MY DEAR HOWELLS,--How stunning are the changes which age makes in a  
man  
while he sleeps. When I finished Carlyle's French Revolution in 1871,  
I was a Girondin; every time I have read it since, I have read it  
differently being influenced and changed, little by little, by life and  
environment (and Taine and St. Simon): and now I lay the book down  
once more, and recognize that I am a Sansculotte!--And not a pale,  
characterless Sansculotte, but a Marat. Carlyle teaches no such gospel  
so the change is in me--in my vision of the evidences.  
People pretend that the Bible means the same to them at 50 that it did  
at all former milestones in their journey. I wonder how they can lie so.  

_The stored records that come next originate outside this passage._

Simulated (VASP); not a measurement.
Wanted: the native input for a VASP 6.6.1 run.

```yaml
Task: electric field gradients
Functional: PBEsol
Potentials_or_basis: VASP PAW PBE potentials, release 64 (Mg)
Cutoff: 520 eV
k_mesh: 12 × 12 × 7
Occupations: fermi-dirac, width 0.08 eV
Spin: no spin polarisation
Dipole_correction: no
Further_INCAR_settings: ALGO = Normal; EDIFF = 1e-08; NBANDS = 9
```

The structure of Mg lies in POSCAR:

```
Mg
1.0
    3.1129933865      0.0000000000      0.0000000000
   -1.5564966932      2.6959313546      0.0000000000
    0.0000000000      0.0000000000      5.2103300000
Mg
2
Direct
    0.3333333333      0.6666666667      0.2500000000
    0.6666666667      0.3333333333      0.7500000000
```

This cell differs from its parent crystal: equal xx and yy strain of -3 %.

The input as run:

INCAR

It comes of practice, no doubt. They would not say that of Dickens's or  
Scott's books. Nothing remains the same. When a man goes back to look at  
the house of his childhood, it has always shrunk: there is no instance  
of such a house being as big as the picture in memory and imagination  
call for. Shrunk how? Why, to its correct dimensions: the house hasn't  
altered; this is the first time it has been in focus.  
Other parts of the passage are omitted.